Troubled Islands: EU Haggles Over Tax Haven Blacklist

Written by | Wednesday, December 6th, 2017

The EU has named 17 countries – including South Korea, Mongolia, Namibia, Panama, Trinidad & Tobago, Bahrain and the United Arab Emirates – in its first ever tax haven blacklist and put a further 47 on notice, including British overseas territories and the crown dependencies of Jersey, Guernsey and the Isle of Man, in an attempt to crack down on the estimated £506bn lost to tax avoidance every year. This followed the meeting of European Union ministers earlier this week to discuss the blacklist of non-EU tax paradises.

Though being hailed as a vital “first step”, the failure of the member states to come to an agreement on any sanctions for those blacklisted provoked the European commissioner for economic and financial affairs, Pierre Moscovici, to openly admit it was as yet “an insufficient response”. There were about 20 countries that are thought to facilitate tax evasion and November’s Paradise Papers leak gave the initiative a new momentum. The papers made public some of the intricate ways the world’s richest individuals and entities evade paying taxes using offshore havens.

The EU had struggled for more than a year to agree on the list due to internal divisions. Smaller, low-tax, EU member states such as Luxembourg, Ireland and Malta were concerned about discouraging multinational corporations with the United Kingdom fighting hard against the blacklist since its own crown independencies such as the Virgin Islands could be potentially jeopardized. On top of agreeing on the final blacklist, there were also considerations being made for the Caribbean countries that had been damaged during hurricanes earlier this year.

European Economic Affairs Commissioner Pierre Moscovici earlier commented that EU leaders were still in talks over an initial list of 29 countries, with disagreements still strong on who will make the final version. “Since Thursday, we have entered a phase of intense political and diplomatic activity,” Mr. Moscovici commented. “And I do see a risk that some countries whose names were quoted in the many tax scandals over the last five years may not be listed. That would be strange,” he warned.

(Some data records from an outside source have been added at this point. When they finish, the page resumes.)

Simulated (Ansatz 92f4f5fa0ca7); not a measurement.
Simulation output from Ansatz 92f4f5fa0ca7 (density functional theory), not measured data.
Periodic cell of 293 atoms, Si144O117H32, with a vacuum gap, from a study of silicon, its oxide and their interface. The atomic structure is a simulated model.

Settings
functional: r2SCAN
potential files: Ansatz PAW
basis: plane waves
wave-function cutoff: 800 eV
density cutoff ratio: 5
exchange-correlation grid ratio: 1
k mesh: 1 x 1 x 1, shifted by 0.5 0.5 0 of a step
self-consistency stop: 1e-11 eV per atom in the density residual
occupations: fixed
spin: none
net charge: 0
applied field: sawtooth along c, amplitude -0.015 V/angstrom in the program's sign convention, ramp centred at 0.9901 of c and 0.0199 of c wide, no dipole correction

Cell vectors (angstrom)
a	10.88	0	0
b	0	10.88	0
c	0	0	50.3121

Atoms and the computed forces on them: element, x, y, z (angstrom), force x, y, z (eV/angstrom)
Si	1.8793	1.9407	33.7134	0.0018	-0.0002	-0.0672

The biggest problem has been the issue of enforcement. EU member states still disagree whether blacklisted countries should be subjected to financial sanctions or whether the blacklist itself is shaming enough. Some states support tough restrictions against the listed tax havens such as exclusion from World Bank or EU funding but the discussions are still ongoing. Other states are unwilling to draw up common measures in belief that responsibility is better left to member states.